How arrogant is that, to think GMs can change the world? Do GMs really need more of an excuse to increase the sizes of their egos? Well. . .no. But we'll forge ahead anyway, because this idea—that we can make the world a better, or worse, place through our gaming, one life at a time—is a powerful one, and is in part responsible for one of the biggest threats gaming has ever faced.
In 1979, James Dallas Egbert III "disappeared" in a well-publicized case that inspired the publication of Mazes and Monsters, in which a live-action roleplayer has a psychotic break thanks to participation in roleplaying. In 1982, Patricia Pulling's son Irving committed suicide. Pulling blamed her son's suicide on the Dungeons & Dragons tabletop RPG and founded BADD (Bothered About Dungeons & Dragons), an organization dedicated to promoting the idea that tabletop roleplaying games promoted an entire litany of immoral practices. The idea had a resurgence in 1988 thanks to the Leith Von Stein murder case in North Carolina's own Little Washington, in which a disturbed stepson was able to convince his roleplaying group to aid him in killing his stepfather. A complete listing of the controversies surrounding roleplaying's biggest name can be read here.

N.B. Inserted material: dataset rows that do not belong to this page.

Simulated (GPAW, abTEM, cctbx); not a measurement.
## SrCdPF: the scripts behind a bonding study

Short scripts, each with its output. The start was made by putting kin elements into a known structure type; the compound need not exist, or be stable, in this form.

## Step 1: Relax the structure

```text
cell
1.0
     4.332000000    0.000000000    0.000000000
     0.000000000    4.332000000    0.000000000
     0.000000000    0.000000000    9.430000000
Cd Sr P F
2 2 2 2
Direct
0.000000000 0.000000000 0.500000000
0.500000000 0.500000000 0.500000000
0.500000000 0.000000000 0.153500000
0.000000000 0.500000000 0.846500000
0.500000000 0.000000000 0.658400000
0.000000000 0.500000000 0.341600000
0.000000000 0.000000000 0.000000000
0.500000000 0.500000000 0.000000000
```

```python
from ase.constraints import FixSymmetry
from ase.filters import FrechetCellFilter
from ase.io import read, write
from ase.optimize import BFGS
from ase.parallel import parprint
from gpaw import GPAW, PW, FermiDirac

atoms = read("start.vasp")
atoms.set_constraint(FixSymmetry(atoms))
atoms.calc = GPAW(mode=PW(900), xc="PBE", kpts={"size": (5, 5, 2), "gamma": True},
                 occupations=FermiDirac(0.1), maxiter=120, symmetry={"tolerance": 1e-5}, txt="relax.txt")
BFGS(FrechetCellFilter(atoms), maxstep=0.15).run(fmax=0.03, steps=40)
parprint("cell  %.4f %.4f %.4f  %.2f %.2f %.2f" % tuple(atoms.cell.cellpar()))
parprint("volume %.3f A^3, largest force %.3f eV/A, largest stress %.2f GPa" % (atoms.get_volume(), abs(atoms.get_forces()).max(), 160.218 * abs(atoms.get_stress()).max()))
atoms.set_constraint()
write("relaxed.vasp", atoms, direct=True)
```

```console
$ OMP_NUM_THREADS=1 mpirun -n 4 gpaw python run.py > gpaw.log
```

This is a big idea, and while the instances above can be accounted for more by the psychological torments of their perpetrators than any innate danger of roleplaying, this idea cannot and will not be dismissed out of hand. To this day, Israeli soldiers are officially not allowed to play D&D, as players are "detached from reality and susceptible to influence." These ideas are often met with the findings of studies which seem to indicate that roleplayers are better-adjusted, less suicidal and more prone to cooperation than the population as a whole. And when both gaming's detractors and defenders hop on the "gaming can change people" bandwagon. . .this idea warrants some examination.